Herbert’s poem, in essence, advises the ordinary person not to expect material happiness in this world, but rather to accept lack of material things in this life so that there might be spiritual rewards in the next.  He says one should not expect joys both in this world and in heaven, because even God (incarnated as Jesus) “was hungrie (hungry) here” (during his lifetime in this world).

So from Herbert’s poem, we should take the notion that to enjoy the pleasures of heaven one must give up material pleasures and strong joys on this earth.  It is an old concept — “self-denial,” — and it is on that notion that Gerard Manley Hopkins based this, one of his best-known poems.  Hopkins even took the title of his poem from the last line of Herbert’s poem: Heaven-Haven.

Hopkins’ poem has as its preface the words “A nun takes the veil,” meaning a young woman commits herself to a lifetime as a nun, leaving the “world” and its pleasures behind in hope of joy in heaven, just as Herbert had advised.  This world, as written in The Size, is nothing but “seas of tears,” and a person on his or her voyage of life through those seas will only find a quiet haven in heaven.  That is the view common to both poems, that of Herbert and that of Hopkins, based on Herbert.

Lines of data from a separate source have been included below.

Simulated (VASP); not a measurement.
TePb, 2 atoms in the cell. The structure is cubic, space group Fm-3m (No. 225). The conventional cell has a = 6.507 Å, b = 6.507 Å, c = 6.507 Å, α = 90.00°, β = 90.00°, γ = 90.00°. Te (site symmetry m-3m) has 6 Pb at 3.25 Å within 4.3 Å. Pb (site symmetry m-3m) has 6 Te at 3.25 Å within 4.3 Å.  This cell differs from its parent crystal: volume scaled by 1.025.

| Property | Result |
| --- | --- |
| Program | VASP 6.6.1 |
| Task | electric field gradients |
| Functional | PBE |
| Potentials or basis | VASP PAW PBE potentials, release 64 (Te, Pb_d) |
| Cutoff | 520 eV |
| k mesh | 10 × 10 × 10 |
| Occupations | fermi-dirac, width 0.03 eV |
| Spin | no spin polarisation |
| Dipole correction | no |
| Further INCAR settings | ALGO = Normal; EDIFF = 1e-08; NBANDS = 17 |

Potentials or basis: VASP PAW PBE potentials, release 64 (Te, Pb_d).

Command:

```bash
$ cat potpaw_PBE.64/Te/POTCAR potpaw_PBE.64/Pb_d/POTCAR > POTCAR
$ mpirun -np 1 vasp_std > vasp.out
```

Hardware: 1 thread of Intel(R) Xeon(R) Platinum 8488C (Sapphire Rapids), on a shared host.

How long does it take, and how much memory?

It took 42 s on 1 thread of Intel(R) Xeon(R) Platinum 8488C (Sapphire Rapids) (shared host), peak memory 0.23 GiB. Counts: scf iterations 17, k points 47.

So now you understand Hopkins’ poem before you have even read it; but let’s take a look nonetheless:

Heaven—Haven 

A nun takes the veil

I have desired to go
Where springs not fail,
To fields where flies no sharp and sided hail
And a few lilies blow.

And I have asked to be 
Where no storms come,
Where the green swell is in the havens dumb,
And out of the swing of the sea.

 We shall approach it part by part.  

The poem is spoken by the nun who is taking the veil, choosing to spend her life as a “bride of Christ.”  She tells us why she is doing it.  She has decided to “leave this world,” to go “where springs not fail,” which is Hopkinsese for “where springs do not fail.”  In the New Testament, water is a symbol of the spiritual and genuine life.  We understand why springs are mentioned by Hopkins (which were also mentioned earlier in Herbert’s poem) when we look at the words of Jesus to the “woman at the well” in the Gospel attributed to John (13-14):

“Jesus answered and said unto her, Whosoever drinketh of this water shall thirst again: But whosoever drinketh of the water that I shall give him shall never thirst; but the water that I shall give him shall be in him a well of water springing up into everlasting life.”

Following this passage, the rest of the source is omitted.